A technician gestures before the opening ceremony of the 126th IOC session in Sochi, February 4, 2014. REUTERS/Eric Gaillard
A technician gestures before the opening ceremony of the 126th IOC session in Sochi, February 4, 2014. REUTERS/Eric Gaillard

By Alan Baldwin

ROSA KHUTOR, Russia (Reuters) - Austrian skiing officials have shrugged off the pain of Olympic failure since the last Winter Games and they are hoping Sochi will also help the media forget the nightmare of Vancouver.

"For us it's forgotten. For some press people, not," Austrian ski federation sport director Hans Pum told Reuters on Tuesday with a laugh as he surveyed the athletes' village in the mountains.

In Whistler, where the Alpine skiing was held at the 2010 Vancouver Games, the sport's most dominant nation came and went without a single men's medal for the first time since 1936.

The shock was palpable, with a string of Austrian favorites coming tantalizingly close to the podium. It was short-lived, for victories came again soon enough on the World Cup circuit and at world championships.

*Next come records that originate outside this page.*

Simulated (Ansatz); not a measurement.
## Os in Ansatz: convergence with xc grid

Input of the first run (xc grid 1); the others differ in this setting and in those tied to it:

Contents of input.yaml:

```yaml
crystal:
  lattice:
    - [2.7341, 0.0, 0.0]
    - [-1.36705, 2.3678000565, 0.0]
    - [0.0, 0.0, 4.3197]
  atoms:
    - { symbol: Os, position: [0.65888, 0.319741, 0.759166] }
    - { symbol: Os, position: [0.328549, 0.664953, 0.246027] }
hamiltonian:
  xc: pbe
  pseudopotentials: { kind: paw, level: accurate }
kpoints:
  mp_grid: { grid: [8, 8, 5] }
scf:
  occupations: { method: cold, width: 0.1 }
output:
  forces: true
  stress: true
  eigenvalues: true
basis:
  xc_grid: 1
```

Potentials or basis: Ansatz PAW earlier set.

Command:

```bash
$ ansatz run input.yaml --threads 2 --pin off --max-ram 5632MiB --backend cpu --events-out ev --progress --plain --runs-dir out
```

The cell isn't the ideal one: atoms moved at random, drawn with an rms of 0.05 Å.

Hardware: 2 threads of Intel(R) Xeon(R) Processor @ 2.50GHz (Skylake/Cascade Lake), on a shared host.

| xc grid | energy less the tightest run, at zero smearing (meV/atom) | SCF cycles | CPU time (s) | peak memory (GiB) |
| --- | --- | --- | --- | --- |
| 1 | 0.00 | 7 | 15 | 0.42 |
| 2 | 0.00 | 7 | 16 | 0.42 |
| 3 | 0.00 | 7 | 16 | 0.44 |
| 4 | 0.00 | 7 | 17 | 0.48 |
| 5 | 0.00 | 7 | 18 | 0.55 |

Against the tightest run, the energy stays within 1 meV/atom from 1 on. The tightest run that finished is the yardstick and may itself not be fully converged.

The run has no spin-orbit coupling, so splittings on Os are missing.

Even so, the Austrian men failed to win a medal in the speed disciplines at last year's world championships on home snow in Schladming, with Marcel Hirscher coming to the rescue in the technical disciplines with two golds and a silver.

Hirscher, who has won two overall World Cups since Vancouver, will again be the main man in the team but other young skiers have come on strong.

"In Vancouver on the men's side we were not so lucky," said Pum. "We had four fourth places.

"But we have a strong team here. We have had in all disciplines, Alpine and also the others - Nordic combined and biathlon - a victory this season. We never had it before. I think we are the only nation that has in all disciplines the victory. Snowboard also. We have a strong team."

He mentioned Max Franz and Matthias Mayer among the younger Alpine contenders in a team that includes double slalom world champion Mario Matt and 2006 double gold medalist Benjamin Raich.

The men's team would have been even stronger had Hannes Reichelt, strong in both downhill and giant slalom, not been ruled out with a spinal disc injury only two days after he won in Kitzbuehel in January.

That pain is particularly strong given that it is in the glamorous speed disciplines where the Austrian men have suffered most in recent years.

The last to win the Olympic downhill was Fritz Strobl in 2002, and before him Patrick Ortlieb in 1992.

"It's very bad Reichelt is not here," said Pum. "But that's life. We have a young team, we will do our best. We have a good mix."

Pum declined to set any target, however, even if he expected the downhill to be a real test.

"We hope we make a lot (of medals)," he smiled. "Some of the very good athletes have a lot of pressure to win the medal as favorites. So maybe one of the young and not so successful athletes can win a medal at the Olympics, with no pressure."